My day was worsened. Why? I was left with a heap of work, by the previous relief teacher, to be marked. And she was supposed to take my primary two class for good. A formal letter was even given to each pupil to explain for the change in form teacher. Then the bomb dropped right after my convocation. Apparently, this teacher is already attached to another school and our school had to arrange for me to take back my class. For goodness sake, how in her sane self did she commit to take my lovely eight years old angels then? I was peaved with all the calls made by parents to complain (some even left messages with the school administrator to ask me to return their calls). As expected, I was bombarded with questions from fellow colleagues and students. Heh! I was merely following orders. I have absolutely no say on which class to take.
On a better note, I tried mutton chop for the first time in my life, with E-von and Simon. I must say it looked like char siew and titillated my taste buds a little.


This is one of my students, whom I feel, resembles Harry Potter. What do you think?
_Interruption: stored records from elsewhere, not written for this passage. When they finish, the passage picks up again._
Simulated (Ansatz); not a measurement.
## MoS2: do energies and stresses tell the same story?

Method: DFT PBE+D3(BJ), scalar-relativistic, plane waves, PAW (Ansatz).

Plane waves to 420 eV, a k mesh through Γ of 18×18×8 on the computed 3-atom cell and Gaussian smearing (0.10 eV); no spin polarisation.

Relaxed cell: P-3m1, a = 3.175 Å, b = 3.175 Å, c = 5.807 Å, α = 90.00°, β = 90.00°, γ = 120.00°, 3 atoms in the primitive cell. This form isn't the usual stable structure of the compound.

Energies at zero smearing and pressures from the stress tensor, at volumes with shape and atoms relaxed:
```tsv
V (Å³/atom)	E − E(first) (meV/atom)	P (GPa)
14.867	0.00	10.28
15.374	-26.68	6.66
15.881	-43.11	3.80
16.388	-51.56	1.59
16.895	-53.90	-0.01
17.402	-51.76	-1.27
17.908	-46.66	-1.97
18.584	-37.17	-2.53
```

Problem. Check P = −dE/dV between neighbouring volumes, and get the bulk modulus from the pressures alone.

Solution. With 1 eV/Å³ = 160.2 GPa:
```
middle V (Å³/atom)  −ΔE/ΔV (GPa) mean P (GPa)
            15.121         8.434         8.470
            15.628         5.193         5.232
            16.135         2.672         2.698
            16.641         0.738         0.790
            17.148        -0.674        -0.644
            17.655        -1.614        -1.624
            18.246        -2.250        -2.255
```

Sent Rachel off this morning. Could not hold back my tears. Hate such scenes. Separations, which are part and parcel of life, are never easy to deal with for me. And she is such a lovely gem! I can still hear her calling me, with that tuneful voice of hers. She communicates her love with gifts so you can imagine how much she has been showering her affection on us! We hate to see her go but it is for the better. Believe she will be brought to greater heights in her life by God. Before I left that airport, I took a few pictures of the cheerful sunflowers (my favourite). By the way, why do they seem to look down when they are supposed to convey happiness?